Propose Reviewer Roulette experiment for Chart and Omnibus
What is this about?
This is a proposal for us to do an experiment by adding the GitLab Reviewer Roulette to some of our projects, and experiment having the roulette as the primary method to request for reviews, instead of our current workflow with the workflowready for review label.
Why
In order to support new reviewers from outside of groupdistribution on the GitLab Chart and GitLab Omnibus projects. We have a few more reviewers ramping up on these projects that might struggle to consistently work from the existing Merge Request Report, and automating suggestions in MR comments may improve their onboarding and accountability.

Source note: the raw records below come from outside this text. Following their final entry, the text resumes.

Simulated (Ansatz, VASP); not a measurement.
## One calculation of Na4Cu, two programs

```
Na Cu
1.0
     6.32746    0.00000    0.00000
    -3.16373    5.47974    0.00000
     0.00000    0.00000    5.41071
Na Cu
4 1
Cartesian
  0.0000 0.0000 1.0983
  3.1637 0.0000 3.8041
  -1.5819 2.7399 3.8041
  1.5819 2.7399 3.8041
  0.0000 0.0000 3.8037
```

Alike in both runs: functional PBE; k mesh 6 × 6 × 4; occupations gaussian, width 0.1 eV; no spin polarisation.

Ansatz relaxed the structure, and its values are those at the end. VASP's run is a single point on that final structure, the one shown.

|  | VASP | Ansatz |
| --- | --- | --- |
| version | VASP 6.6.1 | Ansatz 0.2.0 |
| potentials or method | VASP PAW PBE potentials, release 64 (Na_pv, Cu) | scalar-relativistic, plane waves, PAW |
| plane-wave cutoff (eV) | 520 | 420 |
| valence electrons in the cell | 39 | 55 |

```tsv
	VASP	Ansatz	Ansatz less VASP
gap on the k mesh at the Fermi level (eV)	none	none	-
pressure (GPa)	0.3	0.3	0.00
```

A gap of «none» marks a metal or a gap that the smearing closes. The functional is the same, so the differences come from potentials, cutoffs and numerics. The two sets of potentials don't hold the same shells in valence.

While it is possible for us to onboard external reviewers to using the Merge Request Report, there could be challenges:
- Ownership: Similar to what we've discussed for external maintanership, as external volunteer reviewers, it could be challenging to ensure that they have the same sense of ownership over timeliness and “breaching” MRs that the current Distribution team has. By having the roulette suggesting the reviewer directly, we change from a pull-based review to a push-based review approach. This means that we don't depend on reviewers watching the queue of MRs, but rather reviewers will get MRs directly assigned to them.
- Selectiveness/Bias: As external volunteer, one might feel tempted to only pick reviews directly related to their component. But we want to promote reviews horizontally across the code base, for better knowledge sharing and comprehension of the project architecture. The roulette would suggest any reviewer for any code change, thus distributing the work without bias. - In a future iteration, we plan to integrate code categorization to the Reviewer Roulette. But we've been preferring a horizontal categorization than a vertical one. Which means everyone would still be reviewing MRs across different components.
-
Visibility and Accountability: The breaching MR alert is very convenient for the groupdistribution, as it is posted in
#g_distribution
. As we add more and more external reviewers, it's less convenient for them to track every message on this channel. If we use the roulette, then accountability is clearer because they are responsible for the MRs assigned to them, and if they can’t get to it they need to specifically unassign themselves and let the author know. - Workflow adaptation: Many groups are already used to the Reviewer Roulette from other projects. For them, it will be a very natural move, as they already expect to get review requests from the roulette. Actually the roulette itself.
- Workload distribution: Defining the project maintainer which has more time capacity at a specific time, is sometimes challenging even within the Distribution group. The roulette will try to randomize the suggestions evenly, with a same weight for each reviewer/maintainer, unless they've configured themselves to not be suggested anymore, to only be suggested until a certain limit, or to tweaked their likelihood for personal reasons.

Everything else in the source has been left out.